Directly reads a CSV file into DuckDB, tries to detect and create the correct schema for it. This usually is much faster than reading the data into R and writing it to DuckDB.
Usage
duckdb_read_csv(
conn,
name,
files,
...,
header = TRUE,
na.strings = "",
nrow.check = 500,
delim = ",",
quote = "\"",
col.names = NULL,
col.types = NULL,
lower.case.names = FALSE,
sep = delim,
transaction = TRUE,
temporary = FALSE
)
Arguments
- conn
A DuckDB connection, created by
dbConnect()
.- name
The name for the virtual table that is registered or unregistered
- files
One or more CSV file names, should all have the same structure though
- ...
Reserved for future extensions, must be empty.
- header
Whether or not the CSV files have a separate header in the first line
- na.strings
Which strings in the CSV files should be considered to be NULL
- nrow.check
How many rows should be read from the CSV file to figure out data types
- delim
Which field separator should be used
- quote
Which quote character is used for columns in the CSV file
- col.names
Override the detected or generated column names
- col.types
Character vector of column types in the same order as col.names, or a named character vector where names are column names and types pairs. Valid types are DuckDB data types, e.g. VARCHAR, DOUBLE, DATE, BIGINT, BOOLEAN, etc.
- lower.case.names
Transform column names to lower case
- sep
Alias for delim for compatibility
- transaction
Should a transaction be used for the entire operation
- temporary
Set to
TRUE
to create a temporary table
Details
If the table already exists in the database, the csv is appended to it. Otherwise the table is created.
Examples
if (FALSE) { # duckdb:::TEST_RE2
con <- dbConnect(duckdb())
data <- data.frame(a = 1:3, b = letters[1:3])

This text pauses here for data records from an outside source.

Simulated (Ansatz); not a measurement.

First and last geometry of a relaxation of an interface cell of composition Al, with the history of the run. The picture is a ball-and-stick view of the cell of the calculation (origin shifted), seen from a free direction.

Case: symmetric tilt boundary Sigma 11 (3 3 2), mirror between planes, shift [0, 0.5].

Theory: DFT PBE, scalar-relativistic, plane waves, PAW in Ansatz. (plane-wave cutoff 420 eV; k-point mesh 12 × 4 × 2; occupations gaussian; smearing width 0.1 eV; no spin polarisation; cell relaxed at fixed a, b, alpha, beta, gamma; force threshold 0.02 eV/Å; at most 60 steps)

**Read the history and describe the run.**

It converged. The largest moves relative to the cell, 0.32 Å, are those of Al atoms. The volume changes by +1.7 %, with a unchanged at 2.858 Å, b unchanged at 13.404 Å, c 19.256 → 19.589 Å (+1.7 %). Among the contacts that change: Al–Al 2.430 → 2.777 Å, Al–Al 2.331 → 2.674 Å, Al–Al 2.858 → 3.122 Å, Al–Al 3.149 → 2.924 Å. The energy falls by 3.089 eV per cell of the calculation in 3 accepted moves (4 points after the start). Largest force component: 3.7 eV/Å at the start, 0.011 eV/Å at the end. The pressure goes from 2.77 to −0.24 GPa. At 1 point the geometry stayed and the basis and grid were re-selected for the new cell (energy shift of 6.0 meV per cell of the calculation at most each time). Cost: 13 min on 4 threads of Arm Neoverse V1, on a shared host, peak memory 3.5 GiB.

path <- tempfile(fileext = ".csv")
write.csv(data, path, row.names = FALSE)
duckdb_read_csv(con, "data", path)
dbReadTable(con, "data")
dbDisconnect(con)
# Providing data types for columns
path <- tempfile(fileext = ".csv")
write.csv(iris, path, row.names = FALSE)
con <- dbConnect(duckdb())
duckdb_read_csv(con, "iris", path,
col.types = c(
Sepal.Length = "DOUBLE",
Sepal.Width = "DOUBLE",
Petal.Length = "DOUBLE",
Petal.Width = "DOUBLE",
Species = "VARCHAR"
)
)
dbReadTable(con, "iris")
dbDisconnect(con)
}